Determine that this multivariable function is differentiable 
$$
f(x,y) = \begin{cases}
0, & x = 0 = y \\
\frac{x^3}{x^2 + y^2}, & \text{otherwise}
\end{cases}
$$

So, I did determine that this function is continuous(correct me if I'm wrong here). But, the issue is that the first order partial derivative with respect to $y$ is not continuous(I found this out by taking the partial derivative away from the origin and then switching to polar coordinates and taking the limit as $r \rightarrow 0$. So, I cannot use the differentiability theorem(existence of continuous first order partial derivatives guarantee differentiability). So, what do I do from here?
 A: My answer shows it is not differentiable at origin. Kindly check whether  I have  done any calculation error.
$${f_x} (0,0)=\mathop {\lim }\limits_{x \to 0} {{f(x,0) - f(0,0)} \over x} = \mathop {\lim }\limits_{x \to 0} {{x-0} \over x} = 1$$
$${f_y} (0,0)=\mathop {\lim }\limits_{y \to 0} {{f(0,y) - f(0,0)} \over y} = \mathop {\lim }\limits_{y \to 0} {{0 - 0} \over y}=0.$$
Therefore
$$I=\lim_{(x,y)\rightarrow (0,0) } {{f(x,y) - f_x(0,0)x-f_y(0,0)y-f(0,0)} \over{\sqrt{x^2+y^2}}} = \lim_{(x,y)\rightarrow (0,0) } {{{x^3/(x^2+y^2)}-x-0-0}\over {\sqrt{x^2+y^2}}}$$
$$=\lim_{(x,y)\rightarrow (0,0) } {-xy^2\over{(x^2+y^2)\sqrt{x^2+y^2}}}. $$ Calculate the limit value of the second using polar co-ordinates, by taking  $x=r\cos\theta$ and $y=r\sin\theta$ and $r\rightarrow 0.$
Then $I=\lim_{r\rightarrow 0}\cos \theta\sin^2\theta =f(\theta).$ Limit value depends on the path. So limit does not exist and the function is not differentiable at the origin.
A: $∆f=f(0+h,0+k)-f(0,0)$
$= \frac{h^3}{h^2+k^2}$
And $f_x = 1$, $f_y=0$.
Therefore $df = hf_x+kf_y=h$.
If the function is differentiable then $\lim_{(h,k)\to (0,0)} \frac{∆f-df}{\sqrt{h^2+k^2}}$ must be $0$.

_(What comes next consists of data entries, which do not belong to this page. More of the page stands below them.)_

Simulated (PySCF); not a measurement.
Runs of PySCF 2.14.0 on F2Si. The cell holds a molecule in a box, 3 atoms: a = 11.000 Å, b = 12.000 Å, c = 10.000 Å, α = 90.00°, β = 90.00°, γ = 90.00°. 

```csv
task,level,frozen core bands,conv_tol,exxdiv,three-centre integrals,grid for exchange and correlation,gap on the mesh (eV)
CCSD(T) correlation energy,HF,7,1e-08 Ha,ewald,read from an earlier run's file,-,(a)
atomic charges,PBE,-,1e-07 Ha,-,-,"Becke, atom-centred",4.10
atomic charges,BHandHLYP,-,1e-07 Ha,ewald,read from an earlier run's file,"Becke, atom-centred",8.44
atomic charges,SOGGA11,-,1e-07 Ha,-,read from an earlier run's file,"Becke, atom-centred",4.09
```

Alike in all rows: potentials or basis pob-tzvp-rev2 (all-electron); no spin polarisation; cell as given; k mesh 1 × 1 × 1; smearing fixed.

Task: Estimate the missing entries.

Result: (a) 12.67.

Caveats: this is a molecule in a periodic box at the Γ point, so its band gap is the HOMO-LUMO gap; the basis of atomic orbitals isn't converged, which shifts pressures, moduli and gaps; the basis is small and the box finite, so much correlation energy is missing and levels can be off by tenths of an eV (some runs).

Now, $\frac{∆f-df}{\sqrt{h
^2+k^2}}= -\frac{hk^2}{\sqrt{h^2+k^2}(h^2+k^2)}....(i)$
Putting $h=r cos\theta, k=rsin\theta$  in $...(i)$ we get,
$\frac{∆f-df}{\sqrt{h^2+k^2}}$
$=-cos\theta sin\theta$
Which in general doesn't approach zero as $\sqrt{h^2+k^2}=r \to 0$.
Hence $f(x,y)$ isn't differentiable at $(0,0)$.